John Joe Sheehy
John Joseph Sheehy was an Irish political/military activist and sportsperson. He participated in the Irish War of Independence and Irish Civil War in the Irish Republican Army, where he was a senior figure in County Kerry. He also gained fame as a successful Gaelic footballer representing the Kerry county team.
IRA activities
In 1914 Sheehy joined the republican boy scouts the Fianna Éireann and later the Irish Volunteers. Sheehy commanded the Boherbee company of the IRA, and later of the Tralee. His brother Jimmy was killed in the British Army in the Battle of the Somme in 1916.He sided against the Anglo-Irish Treaty in 1922, like most of the IRA in Kerry. In the Civil War, when Free State troops landed in Kerry as part of a seaborne offensive, he was in command of the Anti-Treaty garrison in Tralee. After the Army took the town, Sheehy retreated, burning the barracks there. As the conflict became a guerrilla affair, he found himself in charge of three 'columns', or around 75 men in total, in the Ballymacthomas area. He and Tom McEllistrim were in charge of an attack on Castlemaine in January 1923.

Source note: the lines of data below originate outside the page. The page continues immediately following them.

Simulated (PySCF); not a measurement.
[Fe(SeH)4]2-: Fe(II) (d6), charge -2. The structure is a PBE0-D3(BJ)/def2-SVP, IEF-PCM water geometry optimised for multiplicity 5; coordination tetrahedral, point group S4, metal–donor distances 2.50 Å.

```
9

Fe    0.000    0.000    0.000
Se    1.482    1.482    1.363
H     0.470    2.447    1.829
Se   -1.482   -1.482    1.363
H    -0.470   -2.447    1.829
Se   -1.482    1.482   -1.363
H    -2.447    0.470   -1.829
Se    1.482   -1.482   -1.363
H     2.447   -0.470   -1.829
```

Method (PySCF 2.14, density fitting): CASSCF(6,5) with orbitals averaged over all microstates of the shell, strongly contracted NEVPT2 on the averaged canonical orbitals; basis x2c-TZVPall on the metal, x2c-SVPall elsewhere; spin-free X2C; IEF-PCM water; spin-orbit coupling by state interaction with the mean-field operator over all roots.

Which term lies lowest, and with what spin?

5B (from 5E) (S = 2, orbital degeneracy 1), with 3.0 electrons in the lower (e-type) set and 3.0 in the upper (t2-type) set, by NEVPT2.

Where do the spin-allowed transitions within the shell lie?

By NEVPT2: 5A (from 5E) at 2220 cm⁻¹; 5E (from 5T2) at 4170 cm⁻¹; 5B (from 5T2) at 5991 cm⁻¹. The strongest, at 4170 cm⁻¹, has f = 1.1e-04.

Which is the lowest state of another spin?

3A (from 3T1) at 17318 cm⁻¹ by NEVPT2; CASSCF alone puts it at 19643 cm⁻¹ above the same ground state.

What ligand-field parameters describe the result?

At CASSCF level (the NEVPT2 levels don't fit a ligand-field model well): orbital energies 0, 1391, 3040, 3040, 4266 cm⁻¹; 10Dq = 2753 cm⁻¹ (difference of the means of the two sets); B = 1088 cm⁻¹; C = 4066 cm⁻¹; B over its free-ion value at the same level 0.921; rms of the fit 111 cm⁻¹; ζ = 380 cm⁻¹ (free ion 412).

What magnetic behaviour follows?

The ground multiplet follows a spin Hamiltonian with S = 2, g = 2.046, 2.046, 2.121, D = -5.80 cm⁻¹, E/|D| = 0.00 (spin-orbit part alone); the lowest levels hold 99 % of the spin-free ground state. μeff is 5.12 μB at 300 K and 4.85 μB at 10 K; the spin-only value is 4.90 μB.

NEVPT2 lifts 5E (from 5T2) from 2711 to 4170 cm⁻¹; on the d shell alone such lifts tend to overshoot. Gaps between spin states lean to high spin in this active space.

Just after the Civil War, when Sheehy was still on the run, he managed to play football for Kerry. Kerry captain Con Brosnan, though a member of the Free State army, would guarantee his safe passage. Sheehy would pay into Munster and All Ireland finals, slip off his street clothes, play, and then at the final whistle, disappear back into the crowd. In 1936 Sheehy was in New York and was able to smuggle a large number of Thompson sub machine guns back to Ireland.
Prison
In February 1941 Sheehy was arrested and interned in the Curragh Internment Camp for two years.Sheehy was arrested again and charged with making "seditious speeches" on the day that IRA hunger striker Seán McCaughey died. Sheehy was found guilty and sentenced to four months imprisonment.